Article Preview
Top1. Introduction
In recent years, a growing number of visual aesthetic works have been created, saved, and transmitted with digital tools, such as paintings, films, videos, and computer games. That makes it harder for people to appreciate them artificially. People started hoping that if computers or robots can understand and discover the beauty in the image as humans. Therefore, Image Aesthetics Quality Assessment (IAQA) has been a hot research topic in image analysis during the last decade.
Most previous studies of IAQA try to classify images into two categories: high aesthetic quality and low aesthetic quality for a specific photo (Karpathy, 2017; Lu, 2018; Mikolov, 2013). Another popular assessment task is to score photos with continuous numbers (Vinyals, 2014; Xu, 2015). For people, especially human artists, when shown a photo or a drawing, they often judge it by the complex content rather than just the simple numbers. To the best of our knowledge, there is little research on IAQA with a comment type, namely image aesthetic caption or description, due to lacking appropriate datasets, aesthetic models, and so on (Chang, 2017; Jin, 2019; Wang, 2018). Most previous researches on captioning of photo (Jin, 2018; Kiros, 2014; Le,2014; Marchesotti, 2011; Wang, 2012; Wang, 2008; Xu, 2016) focus on the description of objects in pictures or the interrelationship between them, without involving the description of aesthetics.

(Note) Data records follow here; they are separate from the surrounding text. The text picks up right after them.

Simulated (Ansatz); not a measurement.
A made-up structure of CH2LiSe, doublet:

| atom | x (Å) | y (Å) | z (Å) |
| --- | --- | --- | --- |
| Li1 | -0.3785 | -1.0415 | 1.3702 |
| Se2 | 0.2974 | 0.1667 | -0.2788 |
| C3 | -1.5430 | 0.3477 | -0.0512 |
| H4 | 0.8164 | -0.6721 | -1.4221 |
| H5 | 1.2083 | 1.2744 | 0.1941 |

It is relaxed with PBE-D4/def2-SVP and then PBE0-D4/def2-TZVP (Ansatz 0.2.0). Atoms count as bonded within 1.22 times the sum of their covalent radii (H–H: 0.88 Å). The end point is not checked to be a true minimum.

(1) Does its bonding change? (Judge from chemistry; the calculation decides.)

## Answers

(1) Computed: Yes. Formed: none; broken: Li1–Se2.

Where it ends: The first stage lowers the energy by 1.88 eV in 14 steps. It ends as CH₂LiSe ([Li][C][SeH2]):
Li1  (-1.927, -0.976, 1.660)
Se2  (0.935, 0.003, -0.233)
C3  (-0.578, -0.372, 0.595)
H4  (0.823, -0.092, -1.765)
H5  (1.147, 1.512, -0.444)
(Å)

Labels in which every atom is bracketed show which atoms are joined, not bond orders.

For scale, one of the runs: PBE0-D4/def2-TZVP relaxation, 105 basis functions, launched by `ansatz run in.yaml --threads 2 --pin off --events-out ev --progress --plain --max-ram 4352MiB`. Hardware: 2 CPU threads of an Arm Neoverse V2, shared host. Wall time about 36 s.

Figure 1. Aesthetic Description of Images
In this work, we propose the Deep Image Aesthetic Reviewer (DIAReviewer) based on Semantic Addition Transformer Model for image aesthetic description. This model can predict an aesthetically relevant text description for the image, as shown in Figure 1. Dpchallenge (https://www.dpchallenge.com) is a photographer forum. In this powerful community. Many outstanding photographers share their shooting process and skills with pictures and texts. By crawling pictures and comments from the DPChallenge, filtering, and removing the non-sentence and congratulation-like comments manually, we built an image aesthetic description Dataset, called Aesthetic Review Data (ARD), which contains one or more aesthetic comments for each image. It contains 19,405 images and 22,931 comments. We train the DIAReviewer on ARD. We evaluate our review model on ARD using the most popular Bilingual Evaluation Understudy (BLEU) method cited by several image description articles. The contributions of our work include:
- •
We introduce a novel image dataset named ARD for image aesthetic description. Each image in the ARD corresponds to one or more aesthetic comments. These comments may be complete sentences or just simple words or phrases.
- •
We propose a DIAReviewer network framework based on Semantic Addition Transformer Model, which is specially designed for compromising the image feature and semantic information and generate aesthetic critiques for images. Furthermore, the generated sentences are more smooth and favorable for humans.
- •
We improve the traditional Convolutional Neural Networks (CNN) by adding two attention mechanisms and residual learning. The results prove this improvement can reduce the loss of picture characteristics, enrich the content of critiques, and improve the fluency of sentences.